How to Configure a Remote Data Store for Prometheus
Introduction
This article is part of a series on setting up an end-to-end monitoring and alerting stack using Prometheus.
The Prometheus monitoring tool can store its metrics either locally or remotely. You can configure a remote data store using the remote_write
configuration.
This article describes the various data store options available as well as how to set up a remote store.
Overview of Remote Storage
By default, Prometheus stores data locally wherever it is installed. The data directory can be configured by using the --storage.tsdb.path
command line option when starting Prometheus.
In practice you can use a separate disk for higher performance attached to the machine where Prometheus is running.
However, this may not be possible or optimal in all situations as you might want a data store that is more suited for time series data, and has larger storage capabilities for higher data retention. Prometheus would usually run in a standalone VM or a Kubernetes pod or a Docker container, and it would not have access to such data stores by default.
A remote store can add these capabilities to Prometheus. The remote storage option can be set by using the remote_write
key in the Prometheus configuration YAML file.
- Introduction
- Overview of Remote Storage
- Remote Store Architecture
- Remote Store Configuration
- Remote Storage Options
- Troubleshooting
- Best Practices
- Conclusion
- FAQ
Remote Store Architecture
Remote Store Configuration
Basic Syntax
A very simple configuration for a remote store that accepts unauthenticated connections would look like this:
remote_write:
- url: "http://192.168.23.4/api/v1/write"
name: "production-metrics"
You can have multiple remote_write
sections in the same Prometheus configuration.
Based on your requirements and the features supported by the remote write server you can configure other options. Let us look at them one by one.
Security and Authentication
To protect your metrics data in transit whether it is traveling via your internal network or through the internet, you can enable both TLS as well as authentication. The remote store server should support these options.
# Remote write configuration for Prometheus
remote_write:
- url: "https://prometheus-data-store.mydb.io/api/v1/write"

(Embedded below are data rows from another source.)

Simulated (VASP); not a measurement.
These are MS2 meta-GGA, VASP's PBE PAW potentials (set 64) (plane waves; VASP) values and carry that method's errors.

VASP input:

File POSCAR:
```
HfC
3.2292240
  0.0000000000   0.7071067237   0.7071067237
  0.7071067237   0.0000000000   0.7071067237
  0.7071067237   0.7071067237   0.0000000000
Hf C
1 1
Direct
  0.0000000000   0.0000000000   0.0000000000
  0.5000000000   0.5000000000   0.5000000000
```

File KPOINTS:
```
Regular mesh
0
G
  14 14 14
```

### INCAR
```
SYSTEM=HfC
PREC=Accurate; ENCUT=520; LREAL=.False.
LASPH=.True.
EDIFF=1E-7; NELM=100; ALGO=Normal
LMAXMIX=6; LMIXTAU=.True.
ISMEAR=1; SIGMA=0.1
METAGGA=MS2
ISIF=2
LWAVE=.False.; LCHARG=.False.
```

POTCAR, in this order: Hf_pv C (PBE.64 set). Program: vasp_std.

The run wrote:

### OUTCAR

name: "production-metrics"
headers:
Authorization: "Bearer <token>"
basic_auth:
username: "prometheus"
password: "secret-password"
tls_config:
insecure_skip_verify: false
ca_file: "/path/to/ca.pem"
cert_file: "/path/to/cert.pem"
key_file: "/path/to/key.pem"
This sample configuration does the following:
- Adds a
Bearer
token for authentication, as well as basic auth options. In practice you would use only one of these. - Adds a
tls_config
assuming you have a custom CA which has issued the certificates for the remote store's server. If it's a certificate issued by a well-known CA, you would not have to configure this. This option would come in handy when you have a private CA.
You can also create a separate authorization
section for more options while setting the Authorization
header. Note that the options below are mutually exclusive - the example is only for illustration.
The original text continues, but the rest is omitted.